In short, standard conditions of confinement and associated restrictions on freedom will not necessarily implicate the same interests that the Court sought to protect when it afforded special safeguards to persons subjected to custodial interrogation. Thus, service of a term of imprisonment, without more, is not enough to constitute Miranda custody.

The court further stated that the determination of custody should focus on all features of the interrogation including the manner and language summoning the prisoner to the questioning and the manner in which the interrogation occurs. Justice Ruth Bader Ginsburg filed an opinion concurring with the majority as to whether Supreme Court precedent clearly establishes a categorical rule for what constitutes custody but dissented on the issue of whether Fields was in custody for Miranda purposes. Ginsburg was joined in her opinion by Justices Stephen Breyer and Sonia Sotomayor.

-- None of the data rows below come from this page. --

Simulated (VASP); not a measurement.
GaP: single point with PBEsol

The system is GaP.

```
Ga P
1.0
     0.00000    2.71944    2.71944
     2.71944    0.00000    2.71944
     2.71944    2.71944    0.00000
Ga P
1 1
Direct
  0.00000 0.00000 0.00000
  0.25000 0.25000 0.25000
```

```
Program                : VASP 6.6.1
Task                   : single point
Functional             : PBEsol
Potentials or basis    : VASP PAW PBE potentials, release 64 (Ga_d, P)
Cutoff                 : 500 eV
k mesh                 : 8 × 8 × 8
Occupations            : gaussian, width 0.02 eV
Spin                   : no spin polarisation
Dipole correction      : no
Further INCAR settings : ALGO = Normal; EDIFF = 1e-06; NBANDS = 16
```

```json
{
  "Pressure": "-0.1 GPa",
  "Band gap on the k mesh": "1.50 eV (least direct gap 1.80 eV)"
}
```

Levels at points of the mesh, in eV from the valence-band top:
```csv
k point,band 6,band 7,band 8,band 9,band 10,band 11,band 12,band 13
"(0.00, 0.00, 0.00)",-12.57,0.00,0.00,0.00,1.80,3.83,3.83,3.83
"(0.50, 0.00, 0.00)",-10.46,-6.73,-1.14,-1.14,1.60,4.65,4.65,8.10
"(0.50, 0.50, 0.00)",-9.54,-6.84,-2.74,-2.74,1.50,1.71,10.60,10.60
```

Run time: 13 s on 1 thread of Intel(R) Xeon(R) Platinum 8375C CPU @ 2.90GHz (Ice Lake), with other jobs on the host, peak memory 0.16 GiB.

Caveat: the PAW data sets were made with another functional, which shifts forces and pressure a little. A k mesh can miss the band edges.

During oral arguments, attorneys representing the state of Michigan argued [JURIST report] that since Fields invoked his right to return to his cell, despite being confined in jail, a reasonable person in jail being taken to an interrogation room would have understood it was an interrogation and Miranda was unnecessary. They further argued against the per se rule that was created by the Sixth Circuit rather than applying the traditional “all the circumstances” test for Miranda. Fields’ attorney contended that he felt no freedom to leave and that in a prison or jail situation, a reasonable person would not feel a freedom to leave without being read Miranda rights in that situation.